The Forum for Discussion about The Third Manifesto and Related Matters

You need to log in to create posts and topics.

Proposed SAFEUNGROUP operator

12

The UNGROUP operator is not a safe operator; it cannot be applied to just any RVA.  In particular, if the attribute names inside the RVA overlap at all with the attribute names of the relation holding the RVA, then the UNGROUP cannot be done until the conflicting names in the outer relation have been renamed away (since there is, AFAICT, no way to rename the inner ones).  A second rename will then give all the attributes the desired final names.  But this RENAME-UNGROUP-RENAME is both sufficiently annoying and overly general.

Therefore I am suggesting a slightly different operator called SAFEUNGROUP.  It is not entirely safe either, but it's a lot better.  The idea here is that if the RVA is named foo and its inner attributes are {bar, baz, zam}, then they are ungrouped using the names {foo_bar, foo_baz, foo_zam}.  In particular, if there are two RVAs in the same relation that have the same type, then ungrouping both of them with UNGROUP is definitely going to produce a problem, but with SAFEUNGROUP it will work.

Of course if by chance the outer relation already has attributes with these names, SAFEUNGROUP will fail.  If another character such as $ were reserved for the purpose and never used for user-chosen attribute names, that source of conflict would be eliminated.

I came up with what I think is a better alternative years ago.  I made group/ungroup into more fundamental basic operators that are intended to be combined with other operators like project and extend to do everything Tutorial D's group/ungroup do.  My group/ungroup are each unary operators that take a single binary relation with a specific heading and result in a binary relation with a specific heading.  The input to group has 2 TVAs and outputs 1 TVA + 1 RVA, while ungroup does the opposite.  The attribute that remains a TVA is the one being grouped-by, and the one that changes to/from an RVA is the one being grouped/ungrouped.  With this design, group/ungroup are guaranteed to be safe, and any possible collisions are preventable by higher-level code that uses them.

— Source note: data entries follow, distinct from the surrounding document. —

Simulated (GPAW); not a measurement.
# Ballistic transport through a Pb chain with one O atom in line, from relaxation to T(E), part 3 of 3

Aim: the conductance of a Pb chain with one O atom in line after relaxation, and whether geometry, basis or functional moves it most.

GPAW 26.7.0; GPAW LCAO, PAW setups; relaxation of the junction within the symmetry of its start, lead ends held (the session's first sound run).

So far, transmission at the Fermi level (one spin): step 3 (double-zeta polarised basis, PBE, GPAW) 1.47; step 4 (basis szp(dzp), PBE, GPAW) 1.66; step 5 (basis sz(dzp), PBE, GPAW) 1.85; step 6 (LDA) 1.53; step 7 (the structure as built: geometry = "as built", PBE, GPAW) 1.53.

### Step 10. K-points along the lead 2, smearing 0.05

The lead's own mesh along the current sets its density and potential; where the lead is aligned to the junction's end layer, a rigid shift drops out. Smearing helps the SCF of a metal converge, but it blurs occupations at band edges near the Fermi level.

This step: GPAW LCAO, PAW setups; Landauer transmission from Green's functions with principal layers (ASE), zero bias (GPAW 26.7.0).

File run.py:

Quote from Darren Duncan on June 29, 2019, 2:15 am

My group/ungroup are each unary operators that take a single binary relation with a specific heading and result in a binary relation with a specific heading.

Makes sense, but what specific heading do you mean?  Are the attribute names of the result specified by the user, as in extend or summarize?

Quote from johnwcowan on June 29, 2019, 2:52 am
Quote from Darren Duncan on June 29, 2019, 2:15 am

My group/ungroup are each unary operators that take a single binary relation with a specific heading and result in a binary relation with a specific heading.

Makes sense, but what specific heading do you mean?  Are the attribute names of the result specified by the user, as in extend or summarize?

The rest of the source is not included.